Want To Become a Film ‘Expert’? Have Half a Day To Spare? Read On

The authors of ‘The 12-Hour Film Expert’ write about movies ‘that seem the most universally applicable, and most important to the story of film.’ What’s kind of amazing is how far-ranging and particular their non-encyclopedic book is.

Via Wikimedia Commons
'George Bancroft, John Wayne and Louise Platt in 'Stagecoach' (1939). Via Wikimedia Commons

How long does it take to read a book that comes in at a smidge less than 250 pages? The father-and-son team of James and Noah Charney want you to know that their cinematic primer, “The 12-Hour Film Expert; Everything You Need to Know about Movies,” will clock in at the appointed time. At which point, you’ll be ready to win friends and influence people with your knowledge about critical flicker fusion. “About what?” you might ask.

Critical flicker fusion is the rate at which a series of still pictures creates a sense of fluid movement — that is to say, 50 images per second. The very earliest of films sometimes went as slow as 12 frames a second. As a result, the movie would flicker — by which the term “flicks” originated. When Messrs. Charney explain how contemporary films get away with moving at a mere 24 frames a second, well, the science and machinery of perception get a mite particular.

Yet it’s never confusing. Within the first 10 or so pages of “The 12-Hour Film Expert,” the reader realizes that this father-and-son team not only considers writing clearly a virtue, but they put that belief into practice. The elder Charney was an English major — back “when you could do that as a pre-med student” — who then became a practicing psychiatrist. Charney the younger is an art historian with an abiding interest in “the world’s best country,” Slovenia. They’re a learned, unpretentious duo.

I mean, we’re talking about writers who rope in Aristotle for their analysis of an anything-for-a-laugh venture like “Airplane!” and do so without straining or showing off. “The 12-Hour Film Expert” is like that, a book that doesn’t condescend to the general audience for which it is intended. 

Via Rowman & Littlefield

Messrs. Charney chose to write about movies “that seem the most universally applicable, and most important to the story of film.” What’s kind of amazing is how far-ranging and particular their non-encyclopedic book is. Even those who think they know a thing or two about movies will learn a thing or two more.

Messrs. Charney dole out factoids by way of properties around which the critical consensus has been codified. This isn’t to say they don’t have opinions: “There is,” the authors write, “no doubt that Citizen Kane is a masterpiece and a ‘great film.’ But is it a good film?” Citing opinions from authorities as diverse as author Jorge Luis Borges and Bill Nye the Science Guy, Messrs. Charney conclude that Orson Welles’s seminal picture is “a rather cold exercise … we just don’t love it.”
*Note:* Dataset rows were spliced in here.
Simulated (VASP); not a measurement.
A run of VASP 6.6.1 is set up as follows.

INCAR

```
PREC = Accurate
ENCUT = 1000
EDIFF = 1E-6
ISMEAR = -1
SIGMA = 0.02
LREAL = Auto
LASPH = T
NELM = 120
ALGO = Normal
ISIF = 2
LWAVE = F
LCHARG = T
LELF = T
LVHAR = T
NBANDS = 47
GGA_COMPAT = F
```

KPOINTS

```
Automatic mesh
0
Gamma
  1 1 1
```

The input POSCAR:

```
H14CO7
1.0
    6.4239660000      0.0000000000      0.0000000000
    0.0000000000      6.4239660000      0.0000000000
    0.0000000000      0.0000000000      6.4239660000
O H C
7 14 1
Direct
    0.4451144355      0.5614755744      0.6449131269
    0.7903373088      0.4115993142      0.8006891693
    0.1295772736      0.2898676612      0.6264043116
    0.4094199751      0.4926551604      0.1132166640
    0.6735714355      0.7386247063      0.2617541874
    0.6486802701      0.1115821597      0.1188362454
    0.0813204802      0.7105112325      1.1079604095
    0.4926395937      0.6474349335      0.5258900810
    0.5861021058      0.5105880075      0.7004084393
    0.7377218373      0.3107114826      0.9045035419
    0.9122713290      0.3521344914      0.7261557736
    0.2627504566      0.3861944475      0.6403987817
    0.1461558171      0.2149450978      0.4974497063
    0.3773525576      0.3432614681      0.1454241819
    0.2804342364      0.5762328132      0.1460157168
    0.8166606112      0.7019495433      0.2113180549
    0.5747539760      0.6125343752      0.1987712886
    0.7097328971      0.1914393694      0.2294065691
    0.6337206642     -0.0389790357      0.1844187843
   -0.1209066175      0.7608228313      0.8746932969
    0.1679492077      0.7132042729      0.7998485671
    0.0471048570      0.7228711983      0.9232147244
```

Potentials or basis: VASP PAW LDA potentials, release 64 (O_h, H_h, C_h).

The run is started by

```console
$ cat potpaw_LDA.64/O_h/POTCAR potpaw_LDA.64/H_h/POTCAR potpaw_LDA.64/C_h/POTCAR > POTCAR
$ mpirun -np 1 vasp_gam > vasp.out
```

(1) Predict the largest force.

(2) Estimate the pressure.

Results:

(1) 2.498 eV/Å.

“The 12-Hour Film Expert” begins with an overview of how the movies were created, detailing Thomas Edison’s failure of narrative imagination, D. W. Griffith’s misapplied cinematic gifts, and the technical innovations of George Méliès. The chapters on silent films and “Classic Hollywood” highlight the authors’ knack for informed expedience. Their coverage of genres — everything from the Western to superhero movies — is similarly compact in the analysis of attributes and distinctions. Think, for a moment, about what it might be that differentiates a caper from a heist picture. Messrs. Charney cite it as the air of danger. In the former it is diminished; in the latter, dominant. Interesting.

A section titled “British versus American” details the signal differences of national cinema by contrasting Robert Wise’s “The Haunting” (1963) with the 1999 version by director Jan de Bont. Across the pond, our authors argue, filmmakers are “renowned for … subtle storytelling, rich character development and understated performances.” Americans, don’t you know, “celebrate the pursuit of success, reflecting … ambition, self-determination, and the belief in endless possibilities.” As armchair sociology, this is more spot-on than not and is posited with a notable lack of guile.

“The 12-Hour Film Expert” has its errors — Dr. Frankenstein’s assistant Igor appeared in “Son of Frankenstein” (1939) and not, as Messrs. Charney note, James Whale’s 1931 version of the Mary Shelley novel — but it is also peppered with curious byways, including those devoted to “joyous violence,” “musicals that just don’t work,” and how the forbidding pleasures of art house cinema are linked to, of all people, a Surrealist painter, Rene Magritte. A good book provides the leeway to contest its premises. In that regard, the authors manage a poke or two in the right direction.